Wednesday, March 28, 2012

Legion: Secret Origin #6 Review, and Site Notes

I wonder if you would indulge me, in this review, if I mused a bit about the purpose of this blog and the current state of DC's Legion of Super-Heroes franchise.

What Happened That You Have to Know About:

The villain turns out to be the Time Trapper. He controls Mycroft into trying to kill Brande, who is really Chameleon Boy in disguise. Cham defends himself against Mycroft and then against the Trapper himself. Meanwhile, Brainiac 5 uses Phantom Girl's Bgtzln insights into the structure of reality to turn the busted time bubble into a bomb that destroys the wormhole; when the wormhole's destroyed, it also gets rid of the Trapper, because, I guess, that's how he was accessing the 30th century.

Review:

I was expecting more out of this story. The whole thing turned out pretty conventionally: Brainy pulls something out of his hat, the villain is the Time Trapper, long live the Legion. Last issue's twist didn't, oh, remain twisty.

Let me tell you what I didn't do tonight. I went to the comic shop and got one single comic. This comic. Looked around for something else to buy this week, didn't find anything, bought this issue, brought it home, read it, started typing this review. That's what I did. What I didn't do was to drive to the comic shop at noon and read the thing in the parking lot once I had bought it. Like I did for Final Crisis: Legion of 3 Worlds #5.

Why didn't I?

Combination of reasons. There wasn't the big wait before this issue; that's a factor. I can't say there was a huge gap in quality between the two. Some, yes: good as Batista is, Perez is better, and the FC:L3W story had more zazz than this.

Mostly, though, when FC:L3W was coming out, we were wondering what, if anything, DC was going to do with the Legion. Now we're not. (And even if we were, a miniseries going back to their early days wouldn't be part of that wondering.)

How many of you remember when I first started this blog? LSHv5, better known as Waid and Kitson's threeboot Legion, had just started, and it was controversial. There was a school of thought, a big one, that said that whoever those snotty punks were that Waid and Kitson were portraying in that comic, they weren't the real Legion. Also, the real Legion wasn't the one who had been appearing in the pages of the late The Legion comic, or the one who would soon appear in the cartoon. The real Legion hadn't appeared in comics in about 20 years.

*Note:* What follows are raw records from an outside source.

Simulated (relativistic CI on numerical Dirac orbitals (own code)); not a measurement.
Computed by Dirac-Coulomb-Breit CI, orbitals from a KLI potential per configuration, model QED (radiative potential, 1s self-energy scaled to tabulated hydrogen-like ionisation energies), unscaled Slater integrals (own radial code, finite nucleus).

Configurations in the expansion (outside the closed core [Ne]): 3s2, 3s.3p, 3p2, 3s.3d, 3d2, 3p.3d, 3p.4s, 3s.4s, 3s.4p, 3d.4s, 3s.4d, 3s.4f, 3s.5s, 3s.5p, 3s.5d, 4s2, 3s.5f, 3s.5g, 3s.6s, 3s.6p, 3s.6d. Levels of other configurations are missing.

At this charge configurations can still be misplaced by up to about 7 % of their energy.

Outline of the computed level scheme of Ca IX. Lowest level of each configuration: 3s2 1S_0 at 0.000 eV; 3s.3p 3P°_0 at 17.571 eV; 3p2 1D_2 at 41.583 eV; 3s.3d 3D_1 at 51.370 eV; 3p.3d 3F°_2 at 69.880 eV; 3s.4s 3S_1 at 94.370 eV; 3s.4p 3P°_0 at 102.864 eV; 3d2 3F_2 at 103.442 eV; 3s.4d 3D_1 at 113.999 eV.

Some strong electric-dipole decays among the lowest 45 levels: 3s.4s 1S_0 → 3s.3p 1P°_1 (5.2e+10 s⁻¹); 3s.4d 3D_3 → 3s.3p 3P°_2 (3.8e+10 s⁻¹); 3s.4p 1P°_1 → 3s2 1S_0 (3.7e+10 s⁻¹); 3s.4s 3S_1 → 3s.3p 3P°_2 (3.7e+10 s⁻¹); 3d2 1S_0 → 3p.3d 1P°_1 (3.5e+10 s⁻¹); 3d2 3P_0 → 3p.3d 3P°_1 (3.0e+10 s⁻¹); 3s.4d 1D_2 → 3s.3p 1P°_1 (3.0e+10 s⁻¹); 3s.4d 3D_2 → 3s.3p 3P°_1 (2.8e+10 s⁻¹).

I didn't think much of that attitude, still don't, but it did produce a lot of discussion about just what the Legion was all about. And I had a lot to say about it. (Which was convenient, what with the blog and everything.)

In the end, though, it seems like it didn't matter what I had to say about it; the nostalgists carried the day. Their Legion, or at least one that they're willing to claim as theirs, is now the Legion appearing in LSHv7. And there's no debate to be had about this: everyone agrees that they're the Legion, and that Paul Levitz knows his way around them. (Including me! That's obvious, right?)

So now what's to talk about?

I mean, I can review comics twice a month until the cows come home, but what's the point of it? Levitz isn't the most experimental of writers, and his concept of the Legion is a fairly conservative and comfortable one; so he's really not giving me much to sink my teeth into here, and in any case there aren't any issues for me to take positions on.

In case you were wondering, I'm not leading up to saying that I'm closing down the blog or anything like that; that's not my point at all. I'm just saying that this blog was started partially as a way of contributing to a debate that is now over, so if I don't want to get really bored, I'm going to have to find something else for it to do. I may in fact shrink the reviews, at least on a temporary basis. I don't want to just summarize plots and pick over minutiae, you know? I want to try to bring some intelligence to it and say something that you might actually want to think about for five seconds.

And I'm not going to be able to do it if all I have to work with is comics like this one. Again, it's not bad or anything but it didn't seem like the game was worth the candle. Oh well. Back down to two comics a month.

Art: 86 pn/20 pg = 4.3 panels/page. One double-page spread.

Let's tally up the differences between L:SO and ST/LSH, shall we?

L:SO: 104/20 + 96/20 + 93/20 + 86/20 + 81/20 + 86/20 = 546pn/120pg = 4.6 panels/page

ST/LSH: 78/22 + 77/22 + 74/22 + 78/22 + 63/22 + 86/22 = 456pn/132pg = 3.5 panels/page

The difference between the two is 90 panels. 90 panels is basically one entire comic book. Essentially, L:SO was one comic book longer than ST/LSH, despite being twelve pages shorter.

Or we could look at it this way:

L:SO: $2.99 x 6 = $17.94
ST/LSH: $3.99 x 6 = $23.94.

DC's the bigger and more dominant company, so let's pretend that they're the baseline. They're selling us 546 panels for $17.94. That means that one panel of Chris Batista Legion art costs about 3.3 cents. Let's take that as the standard price. Multiply it by the 456 panels in ST/LSH, and you get $14.98. Did you pay $14.98 for your six issues of ST/LSH? You did not; you paid nine bucks more than that. That's the cost of three DC comics. But at least you got the Moys instead of Batista for the extra money.

I know that DC has some advantages that IDW doesn't, and can afford to charge less for their comics. I got no problem with that. But it's no excuse for this level of fluffiness in a comic on the part of IDW.

Membership Notes:

The membership at the end of this issue consists of Lightning Lad, Saturn Girl, Cosmic Boy, Triplicate Girl, Phantom Girl, Colossal Boy, Chameleon Boy, Invisible Kid, and Ultra Boy. There's a set of six headshots of possible new members that includes Brainy and Superman, and four others. Anybody think they know who the four others are? One looks kinda like Shrinking Violet, one could theoretically be Sun Boy, and another maybe Star Boy. I don't have a guess at the girl in the bottom left.